When we now look into the power of billions of IoT devices, may it be sensors, cameras, windmills, cars or whatever, as basis they all carry CPU and memory. Connecting all of those together combines a large, highly available inter-connected system. Always on, always accessible, always responsible self connected things which share informations about their environment with other things by itself and trigger automated actions, learned by the behavior of the things’ environmental space. Thinking as an ultrawide available blockchain, those devices will be the next internet. Transactions, informations and data will be stored securely on a device and every device, connected to another device, will automatically become a member of the global blockchain pool in the future. That brings the power of blockchain to an always connected network, speeding up the digital disruption every business has and allows enterprises to build models based on the decentralized network. Right now, without an economic virtual entity to establish each other's identity, over 2 billion of humans are excluded from being a part of any financial transaction globally and let others collect data about yourself, steal identities and commit fraud without letting us a chance to fight against. Those who have the power and control large parts if the Net can’t be disempowered, because they operate large parts of the Net, too.

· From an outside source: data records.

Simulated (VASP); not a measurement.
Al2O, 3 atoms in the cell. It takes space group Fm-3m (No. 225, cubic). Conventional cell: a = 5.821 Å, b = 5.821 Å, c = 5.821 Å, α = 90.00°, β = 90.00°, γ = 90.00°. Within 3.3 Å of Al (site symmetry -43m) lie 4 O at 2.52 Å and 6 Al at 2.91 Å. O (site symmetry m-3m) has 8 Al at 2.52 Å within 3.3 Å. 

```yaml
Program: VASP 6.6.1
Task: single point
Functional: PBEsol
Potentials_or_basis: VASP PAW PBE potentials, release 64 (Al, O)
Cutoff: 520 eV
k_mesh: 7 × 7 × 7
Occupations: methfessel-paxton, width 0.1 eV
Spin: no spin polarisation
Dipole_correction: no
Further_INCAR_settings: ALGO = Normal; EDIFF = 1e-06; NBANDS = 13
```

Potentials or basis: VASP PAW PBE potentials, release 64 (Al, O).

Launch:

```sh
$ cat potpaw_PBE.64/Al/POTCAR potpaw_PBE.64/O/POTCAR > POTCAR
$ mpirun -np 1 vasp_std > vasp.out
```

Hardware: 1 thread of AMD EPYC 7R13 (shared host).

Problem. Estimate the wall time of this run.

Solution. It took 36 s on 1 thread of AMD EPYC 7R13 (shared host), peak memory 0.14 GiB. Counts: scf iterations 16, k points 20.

That mistake can and will be solved by the next Internet, bringing in radical and new solutions for the Internet we know. Most of them are based on Blockchain Technology, like Ethereum provides for Smart Contracts.

Another technology move could be blockchain powered AI, immutable, shared decentral control, trusted audit trails leads to qualitative better data and algorithms through more data available. Since real-world modeling works on large volumes of data, such as training on large datasets or high-throughput stream processing systems. For applications of blockchain to AI, blockchain technology with big-data scalability and querying like the groundbreaking BigchainDB with the public IPDB are needed. And a global scaled blockchain unlocks new large-scale opportunities starting from better model training though model sharing over a shared global AI model registry to automated wealth for our planet.

Friday, June 16, 2017

The Machine and BigData

HP’s „The Machine“ (1) project is in my eyes the most advanced in the IT world with the simple goal to rethink the entire computer design. And the plan is ambitious – the first edge devices shall be ready in 2018, industrialized series in 2020.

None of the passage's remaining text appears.